The Archive Sounds: Oberlin and Activism in the 1980s engages critically with found sound from the largely neglected collection of old radio shows, news reports, and station IDs that make up the WOBC audio archive. The project highlights the peculiarity of an archive created and cared for haphazardly over three decades by various DJs and station staff. The Archive Sounds weaves interviews, speeches, and recordings of public events together to present an imagined, curated, narrative of Oberlin activism in the late 1980s.
With this project, I’m not looking to create an objective historical account of activism in Oberlin. Rather, I hope to present my version of the story as the archive might tell it. The program covers several themes including labor and union organizing, race, racism and gender in the city of Oberlin and within the institution of the College, and the struggle for divestment from South Africa. In addition, the program draws on various audio ephemera played on WOBC in the 1980s and 90s in order to situate the social and political content within the more general context of WOBC programming during that time.

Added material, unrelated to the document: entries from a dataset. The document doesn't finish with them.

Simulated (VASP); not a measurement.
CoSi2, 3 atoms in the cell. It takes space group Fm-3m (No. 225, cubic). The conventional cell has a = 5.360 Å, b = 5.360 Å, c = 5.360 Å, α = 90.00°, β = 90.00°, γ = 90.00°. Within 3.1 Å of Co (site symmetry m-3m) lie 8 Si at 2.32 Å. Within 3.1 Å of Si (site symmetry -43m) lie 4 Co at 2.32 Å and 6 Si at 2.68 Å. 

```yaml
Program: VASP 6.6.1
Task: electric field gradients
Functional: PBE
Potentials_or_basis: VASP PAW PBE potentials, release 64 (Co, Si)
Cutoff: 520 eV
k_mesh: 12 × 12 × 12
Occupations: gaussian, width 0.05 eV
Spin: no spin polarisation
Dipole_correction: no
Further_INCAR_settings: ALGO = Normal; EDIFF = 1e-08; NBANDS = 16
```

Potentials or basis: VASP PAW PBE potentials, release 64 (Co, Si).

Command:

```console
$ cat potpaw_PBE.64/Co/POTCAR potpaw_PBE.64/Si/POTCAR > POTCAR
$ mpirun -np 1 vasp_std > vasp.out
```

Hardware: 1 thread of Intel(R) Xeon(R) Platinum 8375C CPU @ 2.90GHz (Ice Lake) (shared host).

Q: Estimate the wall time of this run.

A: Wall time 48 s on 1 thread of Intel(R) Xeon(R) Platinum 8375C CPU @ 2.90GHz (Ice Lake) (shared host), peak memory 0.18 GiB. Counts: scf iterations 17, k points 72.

Produced by Will Floyd, Senior Project in TIMARA, originally broadcast Tuesday, April 10, 2012 at 4pm
Read on for more information about the project and listen to the original source recordings used in the program.
About WOBC’s Audio Archive
Housed in the WOBC studios, WOBC’s archive of audio recordings includes more than one thousand 1/4″ reel-to-reel audio tapes that have endured 20 or more years of hot summers and chilly winters. The archive is by no means a definitive collection of events or radio programming of any particular type or from any particular era. Rather, the collection reflects the seemingly accidental nature of its creation and maintenance by a revolving cast of characters. Most radio broadcasts on WOBC were never recorded and even those that were were at risk of being taped over in order to create new programming. Recordings that survived in the WOBC audio archive are a minute sample of the programs once broadcast on the station. The vast majority of the items in the collection are copies of syndicated radio shows presumably broadcast once or maybe twice on the air and then saved to be erased and used again by the station. Many of the unexpected gems in the collection are poorly labeled recordings that were recorded over syndicated programs, making the archive hard to navigate. In many cases the only way to know what is on a particular audio reel is to play it. After digging through the archive for titles and labels relating to Oberlin’s activist history, I found several recordings of interest; however, I certainly did not undertake an exhaustive survey of the archived material. The following are recordings I sampled in the final program.
Recordings Referenced in the Program
Labor Pains: Working People Talk, November 28, 1986 - Interviews with Lorain steelworkers from USWA Local 1104.
The Other Oberlin - an alternative commencement forum held by student activists May, 1987 (year of Desmond Tutu Commencement address).
Part 1 – Catherine Barnes – 4 year history of Oberlin
Part 2 – Eric Dorman – racism
Part 3 – Dan Jaffe (affirmative action)
Part 4 – Tony Houston (communications/divestment) / Don Driscoll (politics of Education)
Part 5 – Carol Moeller (women in academic institutions) / Question & Answer
Racism In Oberlin - An interview with Oberlin resident Margaret Smith produced by Anita Jacobs, date unknown.
Student-Trustee Discuss Divestment - Date unknown.
Student-Trustee Confrontation on South African Divestment - Held in King 106, December 6, 1986, speakers unknown.